The figures also revealed that home appliances, footwear and clothes sales - helped by the annual new year sales - performed strongly. The BRC noted that people in the UK appear willing to spend despite uncertainty regarding the global economy.
Helen Dickson, Chief Executive of the BRC, commented: "Following on from a somewhat disappointing Christmas period for retailers, the new year kicked off to a strong start."
3.8% climb in UK train ticket sales in 2015
A 3.8% increase in UK train ticket sales in 2015 has been reported, suggesting an increase in popularity for this form of transport despite concerns over high fares. The Rail Delivery Group (RDG), which represents Network Rail and other train operators, revealed that the 1.7 billion journeys made by rail in the UK between 4 January 2016 and 9 January 2016 represented a climb of more than 62 million on the previous year.
According to the RDG, cheap advance and off-peak tickets have proven particularly popular, which has helped to counter the higher prices at the other end of the scale. Indeed, both anytime fares and super off-peak tickets sales rose by 10%, while there were 5% climbs for both off-peak and advance tickets.
It was also reported, however, that sales in cash terms rose by 6% and regulated train fares increased by 3.5%.

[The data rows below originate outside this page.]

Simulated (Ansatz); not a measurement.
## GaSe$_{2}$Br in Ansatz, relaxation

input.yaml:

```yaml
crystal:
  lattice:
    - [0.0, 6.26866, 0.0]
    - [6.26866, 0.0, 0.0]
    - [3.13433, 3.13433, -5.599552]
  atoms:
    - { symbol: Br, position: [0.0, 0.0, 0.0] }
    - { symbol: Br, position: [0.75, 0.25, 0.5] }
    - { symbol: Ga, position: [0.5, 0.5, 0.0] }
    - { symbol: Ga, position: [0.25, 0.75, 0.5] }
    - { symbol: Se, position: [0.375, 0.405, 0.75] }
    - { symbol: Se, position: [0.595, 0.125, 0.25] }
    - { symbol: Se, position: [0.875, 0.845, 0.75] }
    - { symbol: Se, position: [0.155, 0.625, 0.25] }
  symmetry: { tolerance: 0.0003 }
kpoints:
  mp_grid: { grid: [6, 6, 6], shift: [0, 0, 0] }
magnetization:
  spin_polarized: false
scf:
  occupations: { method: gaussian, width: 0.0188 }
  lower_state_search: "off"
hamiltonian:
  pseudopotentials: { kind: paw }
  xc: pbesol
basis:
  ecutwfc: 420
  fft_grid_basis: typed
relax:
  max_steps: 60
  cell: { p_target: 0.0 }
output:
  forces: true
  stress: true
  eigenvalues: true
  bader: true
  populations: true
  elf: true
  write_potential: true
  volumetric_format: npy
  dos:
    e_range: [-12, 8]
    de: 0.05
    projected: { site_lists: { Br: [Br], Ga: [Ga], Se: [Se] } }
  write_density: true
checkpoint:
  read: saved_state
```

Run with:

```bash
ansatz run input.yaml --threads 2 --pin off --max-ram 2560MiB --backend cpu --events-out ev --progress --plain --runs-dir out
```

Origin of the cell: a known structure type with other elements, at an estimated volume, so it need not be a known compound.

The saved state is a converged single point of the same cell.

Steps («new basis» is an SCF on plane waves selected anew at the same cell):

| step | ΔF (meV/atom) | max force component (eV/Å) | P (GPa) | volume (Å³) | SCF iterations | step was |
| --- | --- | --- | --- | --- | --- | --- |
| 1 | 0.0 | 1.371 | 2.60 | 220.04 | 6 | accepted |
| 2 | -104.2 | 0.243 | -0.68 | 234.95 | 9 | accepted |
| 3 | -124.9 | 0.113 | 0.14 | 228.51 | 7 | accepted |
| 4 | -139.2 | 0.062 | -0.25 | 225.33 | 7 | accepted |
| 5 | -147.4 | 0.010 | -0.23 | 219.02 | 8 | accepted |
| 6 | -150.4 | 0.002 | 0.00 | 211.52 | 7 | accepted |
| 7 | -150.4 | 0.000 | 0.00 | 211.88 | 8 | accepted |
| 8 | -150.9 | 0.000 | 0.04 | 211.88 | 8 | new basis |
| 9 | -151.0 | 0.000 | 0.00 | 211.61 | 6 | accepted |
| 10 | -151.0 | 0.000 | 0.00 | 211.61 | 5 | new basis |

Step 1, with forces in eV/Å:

Banning £50 notes 'could help tackle crime'
Banning £50 notes and other high-denomination banknotes such as $100 and €500 notes could help to combat crime, it has been claimed. In a new report for the Harvard Kennedy School, Peter Sands, former Chief Executive of Standard Chartered bank, has urged the G20 - the 20 largest economies in the world - to target cash itself, rather than going solely after criminals.
Mr Sands called for central banks to no longer issue these banknotes because these are the notes of choice for criminals such as terrorists and tax evaders. He described the notes as the "currency of corrupt elites [and] crime of all sorts", adding: "They play little role in the functioning of the legitimate economy, yet a crucial role in the underground economy."